Monday, February 25, 2008
Speed or Brawn?
No winner this week. According to Browning and Zupan (1999; p187), the difference is due to the size of the hockey rinks. "Not all hockey rinks are the same size. Harvard's rink is large and this serves to increase the marginal product of speedy versus brawny players--there is more room to play a fast-paced version of hockey. By contrast, Yale's rink is smaller and thereby favors brawn over speed. Since there is less room to run, it becomes easier for large players to hunt down smaller opposition and beat it to a pulp." Indeed, Harvard even keeps their rink much cooler than Yale's so that the ice is faster to skate on, thereby benefiting their players.
Monday, February 18, 2008
How do you get people to tell the truth?
Monday, February 11, 2008
A Bluffing Farmer?
"The price of corn is very low this year, and the most I can get from the crop is $55,000. If I paid you the same amount as I paid you last year ($50,000), I'd lose money, because I also have to worry about the $30,000 I paid three months ago for seed and fertilizer. I'd be crazy to pay a total of $80,000 to harvest a crop I can sell for only $55,000. If you are willing to work for half as much as last year ($25,000), my total cost will be $55,000, so I'll break even. If you don't take a pay cut, I won't harvest the wheat."

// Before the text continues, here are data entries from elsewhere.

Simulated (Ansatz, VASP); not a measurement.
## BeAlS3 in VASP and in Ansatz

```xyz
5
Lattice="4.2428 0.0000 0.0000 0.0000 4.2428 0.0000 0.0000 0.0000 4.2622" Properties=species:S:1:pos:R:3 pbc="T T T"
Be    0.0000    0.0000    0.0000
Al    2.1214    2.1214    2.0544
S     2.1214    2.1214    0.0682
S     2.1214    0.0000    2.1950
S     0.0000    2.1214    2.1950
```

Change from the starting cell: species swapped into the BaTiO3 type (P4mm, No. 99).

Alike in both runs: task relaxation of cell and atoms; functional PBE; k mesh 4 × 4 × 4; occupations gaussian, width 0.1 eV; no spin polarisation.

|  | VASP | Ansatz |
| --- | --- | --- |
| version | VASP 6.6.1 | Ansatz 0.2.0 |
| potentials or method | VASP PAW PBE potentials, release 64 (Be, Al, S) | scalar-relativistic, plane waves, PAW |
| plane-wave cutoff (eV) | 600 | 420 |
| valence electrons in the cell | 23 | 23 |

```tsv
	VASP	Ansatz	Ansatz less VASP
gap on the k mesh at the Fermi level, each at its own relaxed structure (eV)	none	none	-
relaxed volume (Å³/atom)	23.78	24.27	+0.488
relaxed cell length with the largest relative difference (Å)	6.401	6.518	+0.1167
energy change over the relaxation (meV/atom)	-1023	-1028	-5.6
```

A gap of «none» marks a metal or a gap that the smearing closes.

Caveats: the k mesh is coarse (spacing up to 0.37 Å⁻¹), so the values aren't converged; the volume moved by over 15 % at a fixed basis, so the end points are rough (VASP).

Is the farmer bluffing, or will the farmworkers lose their jobs if they reject the proposed pay cut? Explain.
Congratulations to Yang Di for providing the first, complete, answer to the above dilemma. Read the comments section to see Di's reasoning.
Monday, February 4, 2008
Economics in a Laboratory?
Congratulations to Lang Zhao for correctly identifying that Edward Chamberlin of Harvard University conducted the first recorded market experiment in 1948. A participant in that experiment was Vernon Smith, who later went on to win a Nobel Prize in Economics for helping to pioneer a new branch of economic analysis known as experimental economics.